For Engineers and Other Geniuses Who Cannot Spell

My dad was an industrial engineer and his spellings were creative. His colleagues shared that talent. When I taught college, many of my students were engineering majors, demonstrating that skill to a remarkable degree. This is no scientific study, but so far, among engineers whose writing I’ve seen, I have met only a few who had no quarrels with English spelling. For the rest of you, I offer comfort. There’s nothing wrong with you.

First, consistent spelling is a new concept. It’s only been about 250 years since dictionary-writers began standardizing English spelling. It turned out to be important: if we agree on most spellings, we are more likely to understand each other, and computer systems, including the internet, have a better chance of working. Software engineers master the spellings they need. The way our brains are wired, most people easily and automatically learn to speak, but spelling is not included. 

Second, I do see most misspellings as the sign of a creative mind. I suspect that engineers who focus on a result, seeking potential ways to get there, are doing that with spelling. I knew an engineer who could spell the Boy Scouts’ Webelos program six ways, and that’s about how many ways people spell Gwyn, until their email bounces. When anyone replicates the name on my birth certificate, I feel pleasantly shocked: this person is observant! This person cares! I hate it when I misspell someone’s name, and yet, sometimes I do.

Third, English is insane. Would Spanish-speakers need to study spelling for years? English began as a Germanic language, retained those spellings even after pronunciations changed and some letters turned silent (night, knight, house, mouse), borrowed French words and French spelling patterns during centuries of occupation, complicated spelling to look more like Greek or Latin or even Dutch (tongue, rhyme, debt), and borrowed words from all over the world. No official body regulates the language, unlike most other major languages.

Attempts to simplify spelling have come and gone, affecting each English dialect differently. Centre and honour became center and honor in the US, but not in all English-speaking countries. Catalog and dialog have replaced catalogue and dialogue more recently. Reforms that cut semantic ties face resistance: sign, without its silent g, would no longer suggest signature and signatory, but even reforms that seem harmless, like though to tho and through to thru, didn’t catch on for formal writing. In short, English spelling, with all its phonetic rules and many exceptions, even for native speakers, is a nightmare.

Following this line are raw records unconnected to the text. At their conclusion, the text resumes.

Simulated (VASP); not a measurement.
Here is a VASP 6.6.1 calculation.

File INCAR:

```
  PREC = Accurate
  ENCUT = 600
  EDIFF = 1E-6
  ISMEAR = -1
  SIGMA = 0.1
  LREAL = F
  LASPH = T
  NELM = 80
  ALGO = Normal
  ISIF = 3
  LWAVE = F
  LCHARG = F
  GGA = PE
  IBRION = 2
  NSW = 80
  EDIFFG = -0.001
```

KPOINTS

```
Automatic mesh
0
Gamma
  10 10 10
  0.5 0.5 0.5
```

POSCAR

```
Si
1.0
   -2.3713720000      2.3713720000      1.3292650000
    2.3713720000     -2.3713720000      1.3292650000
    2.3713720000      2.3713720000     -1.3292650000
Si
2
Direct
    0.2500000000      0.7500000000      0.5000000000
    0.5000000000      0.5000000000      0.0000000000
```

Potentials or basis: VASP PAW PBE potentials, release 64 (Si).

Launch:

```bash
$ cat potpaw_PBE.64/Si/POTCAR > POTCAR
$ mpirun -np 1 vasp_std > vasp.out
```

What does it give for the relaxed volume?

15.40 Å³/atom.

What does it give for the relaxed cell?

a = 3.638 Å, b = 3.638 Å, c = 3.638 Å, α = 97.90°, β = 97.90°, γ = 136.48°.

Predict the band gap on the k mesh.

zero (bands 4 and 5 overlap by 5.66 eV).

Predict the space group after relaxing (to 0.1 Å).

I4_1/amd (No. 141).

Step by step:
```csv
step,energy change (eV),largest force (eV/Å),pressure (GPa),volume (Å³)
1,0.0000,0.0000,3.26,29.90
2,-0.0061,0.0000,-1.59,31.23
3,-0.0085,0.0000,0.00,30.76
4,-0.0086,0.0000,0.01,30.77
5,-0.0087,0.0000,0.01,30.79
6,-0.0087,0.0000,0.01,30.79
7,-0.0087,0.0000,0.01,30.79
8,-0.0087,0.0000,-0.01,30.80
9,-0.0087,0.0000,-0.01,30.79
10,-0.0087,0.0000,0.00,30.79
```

Fourth, even people who remember most spellings have gaps. When Spellcheck was invented, I was shocked to realize I habitually misspelled several words, most ending in -ent or -ant. I still catch myself there. 

Fifth, we store our vocabulary phonetically. I often switch me and be. There is no semantic connection, only phonetic. So, if you type one for won, now you know why. Be kind to yourself. Even people who usually rock there / they’re / their or it’s / its will occasionally make those errors just because they are homonyms, and Spellcheck sometimes corrects those incorrectly. It’s only embarrassing for those in my line of work. 

Some people will judge you for creative spelling. I don’t. I standardize those for my clients to protect them from the hard, cold world with its limited spelling imagination, and I smile at your innovations. Bless your ever-loving engineering heart and your creative brain making our high-tech world a better place.